ALBUM REVIEW: Transcend Into Oblivion – Necrofier
A Chicagoan punk band once said, “something has to die to be reborn”. Crisis of faith, ego-death, spiritual desolation. For black metal texans NECROFIER, these painful moments in our lives in which we leave transformed are described as a ‘dark night of the soul’. Scribbling new sketches over the melodic black metal blueprint laid on 2023’s Burning Shadows In The Southern Night, their third album in five years, Transcend Into Oblivion, explores this concept lyrically whilst also symbolising their musical transformation.
Transcend Into Oblivion is split into three acts, separated by cinematic instrumentals that act like theatrical scene-setters, as if it’s a big screen affair. Fires of the Apocalypse, Light My Path I-III signal the awakening, the moment your dark night begins, Servants of Darkness, Guide My Way I-III soundtrack the struggle and torment as you undergo your ego-death and transformation, and Horns of Destruction, Lift My Blade I-III immortalise your soul’s rebirth.
Fires of the Apocalypse, Light My Path is the weakest of the sequences, the audible equivalent of NECROFIER soundchecking before a show. It’s the safest trio of songs on the album, sticking to the foundations the quartet established previously. Vocalist Bakka‘s howls wade through swamp-like production whilst Dobber Beverly‘s blastbeats combine with tremolo-picked dissonance to recreate the intensity of self-immolation. The three-part suite channels IMMORTAL‘s glory days, NWOBHM-rooted power chords, speed-limit-breaking percussion, and banshee-worthy shrieks, whilst polishing up the rawness.

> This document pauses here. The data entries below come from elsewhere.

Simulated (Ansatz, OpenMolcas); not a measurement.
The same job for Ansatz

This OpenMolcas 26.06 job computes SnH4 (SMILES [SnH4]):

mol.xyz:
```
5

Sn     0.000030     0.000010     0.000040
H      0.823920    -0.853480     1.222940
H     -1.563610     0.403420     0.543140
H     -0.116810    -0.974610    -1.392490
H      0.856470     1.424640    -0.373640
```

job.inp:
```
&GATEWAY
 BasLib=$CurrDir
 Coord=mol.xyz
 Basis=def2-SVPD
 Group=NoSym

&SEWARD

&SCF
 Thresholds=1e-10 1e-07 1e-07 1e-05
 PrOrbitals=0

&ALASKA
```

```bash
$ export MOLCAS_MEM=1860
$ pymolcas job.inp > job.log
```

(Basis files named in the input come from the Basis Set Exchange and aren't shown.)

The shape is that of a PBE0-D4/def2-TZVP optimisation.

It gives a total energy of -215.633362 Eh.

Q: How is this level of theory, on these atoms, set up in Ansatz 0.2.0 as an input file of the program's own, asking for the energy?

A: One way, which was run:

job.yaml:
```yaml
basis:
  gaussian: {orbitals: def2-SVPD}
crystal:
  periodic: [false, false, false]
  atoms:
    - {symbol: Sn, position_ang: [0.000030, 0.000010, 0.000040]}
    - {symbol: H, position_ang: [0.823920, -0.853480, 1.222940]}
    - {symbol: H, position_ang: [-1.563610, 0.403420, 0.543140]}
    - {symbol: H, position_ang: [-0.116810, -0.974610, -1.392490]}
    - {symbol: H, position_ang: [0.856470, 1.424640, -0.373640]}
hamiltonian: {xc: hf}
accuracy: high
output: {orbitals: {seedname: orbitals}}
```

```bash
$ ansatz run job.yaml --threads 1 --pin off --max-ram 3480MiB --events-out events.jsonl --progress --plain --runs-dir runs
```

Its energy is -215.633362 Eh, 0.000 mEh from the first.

Servants of Darkness, Guide My Way is where NECROFIER really adds meat to the bone. Bakka’s vocals transform into a halfway house between shrieking howls and venomous death growls. The suite erupts volcanically with speed metal fury before track II‘s pivotal Spanish guitar interlude, solemn chamber music providing brief respite, questioning whether transformation justifies suffering.
Track III simmers rather than explodes, wallowing in misery as Beverly‘s monolithic drumming causes avalanches in your eardrums. Mat Valentine‘s basslines mirror guitarist Semir Özerkan‘s dissonant tones perfectly, as this darker, more unsettling section pushes the narrative forward, concluding with organ-like notes that hint at the approaching light.
Finally, Horns of Destruction, Lift My Blade solidifies a subtle transformation in their melodic black metal. Beverly‘s tribal, ritualistic drumming offers chest-bursting intensity whilst NWOBHM-styled solos propel tracks into the stratosphere. Bakka‘s shrieks wage war against shamanic chanting, sounding bloodthirsty throughout. This is the sound of NECROFIER at their most confident, crafting immersive worlds that feel more like movies than mere songs. The six-minute closer provides a cinematic climax—yo-yoing distorted riffs and symphonic strings that soundtrack a transformation’s completion.
Transcend Into Oblivion isn’t flawless—Act I feels undercooked compared to what follows—but NECROFIER‘s ambition pays dividends. Act II alone justifies the album’s existence, proving they’re more than just melodic black metal revivalists. By wedding conceptual depth to technical prowess, the Texan quartet have crafted the rising American black metal scene’s most compelling statement.
Rating: 7/10

Transcend Into Oblivion is set for release on February 27th via Metal Blade Records.